The original VITA 42 XMC connectors were not designed to specifically address military applications as a central design goal. The demanding environment of military applications presents several design challenges due to the high levels of vibration and thermal cycling that can stress a connector’s performance and decrease signal integrity. Cracked solder joints from thermal cycling and damaged contacts from stubbing during mating also need to be considered.
As a result of these issues, a new high-reliability XMC connector was needed to meet the demanding requirements of military needs. Goals for the development of such a connector included:
- Uniform solder ball and contact retention features of mated connectors to improve reliability
- High-reliability socket contact design based on MIL-C-55302 Mini-Box contact
- Desirable thermal cycling stability — 2000 or more thermal shock cycles
- Anti-stub design with protected lead-in
- Durability of 500 cycles minimum
- Footprint compatibility with existing XMC board layouts
Mezzanine Boards Provide Flexibility
Mezzanine boards give additional flexibility for systems by providing for expanded functionality and modularity to a pc board. They allow existing boards to be re-configured, upgraded, or customized by the addition of the mezzanine card. Typical applications include application-specific high-speed input/output (I/O) protocols, graphics, memory, and digital-signal processing. Mezzanine boards are widely used in the telecommunications, industrial, and military/aerospace markets.

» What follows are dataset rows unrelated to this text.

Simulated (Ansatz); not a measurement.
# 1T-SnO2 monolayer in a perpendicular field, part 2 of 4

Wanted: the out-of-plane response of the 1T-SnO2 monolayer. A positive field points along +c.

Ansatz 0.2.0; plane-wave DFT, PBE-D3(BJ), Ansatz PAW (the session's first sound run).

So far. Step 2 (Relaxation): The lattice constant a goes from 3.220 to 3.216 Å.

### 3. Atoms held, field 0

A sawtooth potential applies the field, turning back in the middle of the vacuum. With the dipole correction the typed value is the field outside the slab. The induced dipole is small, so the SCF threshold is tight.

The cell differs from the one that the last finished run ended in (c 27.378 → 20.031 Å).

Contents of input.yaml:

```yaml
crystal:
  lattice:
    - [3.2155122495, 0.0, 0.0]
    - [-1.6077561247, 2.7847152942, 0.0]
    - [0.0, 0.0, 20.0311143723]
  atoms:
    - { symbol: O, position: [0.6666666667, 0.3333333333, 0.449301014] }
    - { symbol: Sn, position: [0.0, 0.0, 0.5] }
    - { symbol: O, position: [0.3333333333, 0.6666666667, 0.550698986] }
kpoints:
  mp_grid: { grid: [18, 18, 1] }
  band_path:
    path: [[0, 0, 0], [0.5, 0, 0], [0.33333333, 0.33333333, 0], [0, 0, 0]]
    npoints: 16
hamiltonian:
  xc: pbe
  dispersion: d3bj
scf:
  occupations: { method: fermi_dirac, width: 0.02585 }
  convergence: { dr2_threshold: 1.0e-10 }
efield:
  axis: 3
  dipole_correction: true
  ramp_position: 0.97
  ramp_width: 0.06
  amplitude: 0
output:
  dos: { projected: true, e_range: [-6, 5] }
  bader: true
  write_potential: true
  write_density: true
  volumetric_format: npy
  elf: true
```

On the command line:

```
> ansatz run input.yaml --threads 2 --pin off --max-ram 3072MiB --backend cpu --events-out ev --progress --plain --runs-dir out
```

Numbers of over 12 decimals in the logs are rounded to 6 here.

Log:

Solderball: Compliancy Brings Reliability
A new line of header and receptacle connectors attaches to the boards by well-established ball grid array technology. Their solder tail design uses a proven compliant design to provide robust, uniform solder joints. The compliancy is important for two reasons.
First, it accommodates variations in the board-to-connector coplanarity. Ideally, the solder balls would meet the pc board pads along a perfect plane. In reality, small variations exist. With a noncompliant contact design, lack of coplanarity can result in non-uniform solder joints—some stronger or weaker than others. Compliancy helps ensure uniform reliable joints.
Second, compliancy is much more forgiving of thermal cycling, which can lead to cracking of solder joints if some flexibility is not achieved. Since different parts of the connection—pc board, solder joint, and connector housing and contacts—have different coefficients of thermal expansion, a rigid design can lead to failure of the joint. In a military environment, with higher levels of vibration, even small cracks can quickly lead to joint failure.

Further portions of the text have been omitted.